Greg, a tall, lanky, and unusually thoughtful cadet, waited for me after class. While most West Point “plebes” (first-year students) ran out at the end of the fifty-five minute period, Greg almost always lingered, wanting to further parse this or that novel, play, or poem.

He regularly and passionately participated in class discussions while large groups of the cadets dozed. He took unpopular positions when I ventured into controversial territory and sought me out for “A. I.” – additional instruction – whenever he wanted to discuss something above and beyond the curriculum.

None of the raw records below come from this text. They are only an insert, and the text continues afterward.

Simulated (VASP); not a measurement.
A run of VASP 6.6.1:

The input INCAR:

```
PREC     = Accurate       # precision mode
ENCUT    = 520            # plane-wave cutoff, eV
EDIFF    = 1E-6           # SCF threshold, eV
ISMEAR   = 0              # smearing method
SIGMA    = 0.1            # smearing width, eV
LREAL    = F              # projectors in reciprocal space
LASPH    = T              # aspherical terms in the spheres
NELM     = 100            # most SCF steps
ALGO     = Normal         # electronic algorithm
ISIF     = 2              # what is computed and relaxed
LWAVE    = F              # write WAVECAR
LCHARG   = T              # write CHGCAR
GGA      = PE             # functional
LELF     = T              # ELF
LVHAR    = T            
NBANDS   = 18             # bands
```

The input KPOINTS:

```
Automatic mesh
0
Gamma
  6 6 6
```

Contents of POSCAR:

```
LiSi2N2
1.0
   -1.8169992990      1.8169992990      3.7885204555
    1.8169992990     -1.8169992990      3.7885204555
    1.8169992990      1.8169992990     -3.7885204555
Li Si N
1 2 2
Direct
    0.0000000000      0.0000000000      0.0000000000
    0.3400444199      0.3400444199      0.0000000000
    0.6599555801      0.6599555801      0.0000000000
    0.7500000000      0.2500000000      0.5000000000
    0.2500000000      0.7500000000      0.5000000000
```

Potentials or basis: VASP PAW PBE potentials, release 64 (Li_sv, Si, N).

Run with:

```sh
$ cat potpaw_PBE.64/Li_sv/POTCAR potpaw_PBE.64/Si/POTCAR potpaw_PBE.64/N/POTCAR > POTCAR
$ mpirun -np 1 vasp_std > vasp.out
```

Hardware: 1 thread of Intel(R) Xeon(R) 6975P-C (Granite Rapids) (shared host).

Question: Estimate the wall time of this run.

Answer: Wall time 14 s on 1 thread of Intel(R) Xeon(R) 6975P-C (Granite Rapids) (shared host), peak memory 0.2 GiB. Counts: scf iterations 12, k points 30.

But Greg was unusually silent that day during a debate about the value of “literature” and interpretation for our future military officers.

It hadn’t gone well.

“No disrespect, sir, but I think this poetry crap is pretty useless.” This was Troy, another very vocal cadet. Troy often sounded off about the worthlessness of “English.” English was his catch-all term for the humanities, social sciences, and any mode of intellectual inquiry without one “right” answer and some solid practical application, like building a bridge or blowing one up. He was not a fan of APL classes. APL is the official United States Military Academy acronym for Art History, Philosophy, and Literature: three separate disciplines all rolled into one department, ironically confirming Troy’s worst assumptions about their interchangeability.

Despite Troy’s many and frequent provocations in the classroom, I usually stuck to “facilitating debate,” in the bloodless lingo of the USMA. But that day, I took the bait and countered Troy’s swaggering declaration. He was, after all, talking shit about my vocation.